Notes to Financial Statements

December 31, 2012 and 2011

 

The change in the difference between the fair value and the cost of the investments held at the beginning and end of each year, adjusted for realized gains and losses on investments sold during the year, is reflected in the statement of changes in net assets available for plan benefits as appreciation or depreciation in the fair value of investments.

The cost of investments sold is determined on the basis of average cost. Purchases and sales of investments are recorded on a trade-date basis. Interest income is recorded on the accrual basis. Dividends are recorded on the ex-dividend date.

 

  (e) Fully Benefit-Responsive Investment Contracts

Participants in the Plan invest in the T. Rowe Price Stable Value Common Trust Fund (the SVF), which is a common/collective trust fund managed by T. Rowe Price Trust Company. The SVF invests in a variety of investment contracts such as guaranteed investment contracts issued by insurance companies and other financial institutions and other investment products (separate account contracts and structured or synthetic investment contracts) and other similar investments that are intended to maintain a constant net asset value while permitting participant-initiated, benefit-responsive withdrawals for certain events. All investment contracts held by the SVF as of December 31, 2012 and 2011 are fully benefit-responsive and thus are required to be reported at fair value. However, contract value is the relevant measurement attribute for that portion of the net assets available for benefits of a defined contribution plan attributable to fully benefit-responsive investment contracts because contract value is the amount participants would receive if they were to initiate permitted transactions under the terms of the Plan. Contract value (also known as book value) is original cost plus accrued income and deposits minus withdrawals. Withdrawals from the SVF may be made by participants at contract value for qualified benefit payments, including loans, hardship withdrawals and participant-directed transfers. Withdrawal of all assets from the SVF without a 12 month notice to the issuer limits the ability of the Plan to transact at fair value. There are no reserves against contract value for credit risk of the contract issuer or otherwise.

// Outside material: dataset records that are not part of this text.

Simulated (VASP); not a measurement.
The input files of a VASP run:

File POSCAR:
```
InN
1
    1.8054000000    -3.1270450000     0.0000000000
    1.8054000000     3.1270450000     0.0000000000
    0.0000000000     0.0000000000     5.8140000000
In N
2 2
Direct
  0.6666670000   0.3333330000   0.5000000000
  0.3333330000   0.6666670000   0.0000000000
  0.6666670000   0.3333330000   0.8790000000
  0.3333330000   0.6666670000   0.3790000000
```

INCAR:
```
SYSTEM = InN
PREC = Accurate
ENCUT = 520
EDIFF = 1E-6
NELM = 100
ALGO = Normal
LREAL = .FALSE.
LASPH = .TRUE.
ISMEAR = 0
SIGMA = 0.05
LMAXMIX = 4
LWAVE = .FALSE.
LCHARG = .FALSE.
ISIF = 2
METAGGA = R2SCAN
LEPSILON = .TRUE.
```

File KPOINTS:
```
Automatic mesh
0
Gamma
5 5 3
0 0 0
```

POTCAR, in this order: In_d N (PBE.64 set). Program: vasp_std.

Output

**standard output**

The statement of net assets available for plan benefits presents the fair value of the investment contracts as well as the adjustment of the fully benefit-responsive investment contracts from fair value to contract value. The statement of changes in net assets available for plan benefits is prepared on a contract value basis.

The annualized earnings credited to participants (the crediting rate) in the SVF as of December 31, 2012 and 2011 was 2.54% and 2.93%, respectively. The average yield earned by the SVF was approximately 2.45% and 2.97% for the years ended December 31, 2012 and 2011, respectively. The crediting rate is variable, changing quarterly based upon the performance of the underlying portfolios.

The existence of certain conditions can limit the SVF’s ability to transact at contract value with the issuers of its investment contracts. Specifically, any event outside the normal operation of the SVF that causes a withdrawal from an investment contract may result in a negative market value adjustment with respect to such withdrawal. Examples of such events include, but are not limited to, partial or complete legal termination of the SVF or a unitholder, tax disqualification of the SVF or a unitholder, and certain SVF amendments if issuers’ consent is not obtained. As of December 31, 2012, the occurrence of an event outside the normal operation of the SVF which would cause a withdrawal from an investment contract is not considered to be probable as reported in the investment manager’s annual report. To the extent a unitholder suffers a tax disqualification or legal termination event, under normal circumstances, it is anticipated that liquid assets would be available to satisfy the redemption of such unitholder’s interest in the SVF without the need to access investment contracts.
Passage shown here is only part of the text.